Introduction to Corpus Building

Fileva, Evgeniia

doi:10.5281/zenodo.7892112

Evgeniia Fileva (Trier)

1.1 What is corpus building?

Not only are corpora and text collections a way of preserving literary texts for the long-term transmission of literary heritage, but they are also an essential foundation for research in both Digital Humanities generally and Computational Literary Studies in particular. The number of available corpora is large, and increases every year. This is primarily due to the fact that most research projects have specific requirements with respect to the corpus of texts being used. As a consequence, many corpora are created for specific research purposes and are therefore as diverse as the projects they support.

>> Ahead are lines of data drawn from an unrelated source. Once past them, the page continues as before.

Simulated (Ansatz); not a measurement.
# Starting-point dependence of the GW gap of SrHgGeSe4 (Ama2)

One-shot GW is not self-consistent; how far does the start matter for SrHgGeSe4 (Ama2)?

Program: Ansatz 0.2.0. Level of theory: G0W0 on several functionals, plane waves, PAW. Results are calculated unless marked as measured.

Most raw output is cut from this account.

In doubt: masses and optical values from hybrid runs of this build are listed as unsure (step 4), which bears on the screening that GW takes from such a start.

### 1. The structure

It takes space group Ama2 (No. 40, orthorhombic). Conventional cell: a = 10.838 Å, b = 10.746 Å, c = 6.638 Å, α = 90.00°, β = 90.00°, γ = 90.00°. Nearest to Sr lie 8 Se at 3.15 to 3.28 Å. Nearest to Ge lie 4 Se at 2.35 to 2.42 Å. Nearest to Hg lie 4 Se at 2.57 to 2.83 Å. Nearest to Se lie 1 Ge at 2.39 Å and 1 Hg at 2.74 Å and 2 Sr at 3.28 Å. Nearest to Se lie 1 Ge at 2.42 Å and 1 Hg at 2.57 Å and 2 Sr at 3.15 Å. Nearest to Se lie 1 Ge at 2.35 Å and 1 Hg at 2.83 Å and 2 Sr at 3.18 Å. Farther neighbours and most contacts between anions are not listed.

Corpus building is used here as a cover term for a range of activities related to the creation of both linguistic corpora specifically – i.e. systematically composed and linguistically-annotated sets of machine-readable texts (McEnery and Hardie 2012) – and text collections more generally – i.e. small or large collections of literary texts or historical documents with various degrees of rigour in their composition and a broad range of possible annotations. These activities first of all include conceptual work, such as deciding on the scope and size of a corpus, designing the criteria for the composition of the corpus, designing the text encoding scheme and modeling the information captured by the metadata. But they also include the practical implementation of these design decisions, such as identifying texts for inclusion in the corpus, digitizing the texts (if they are not available in digital form), applying the encoding scheme to the texts, collecting the required metadata and making the corpus available to others.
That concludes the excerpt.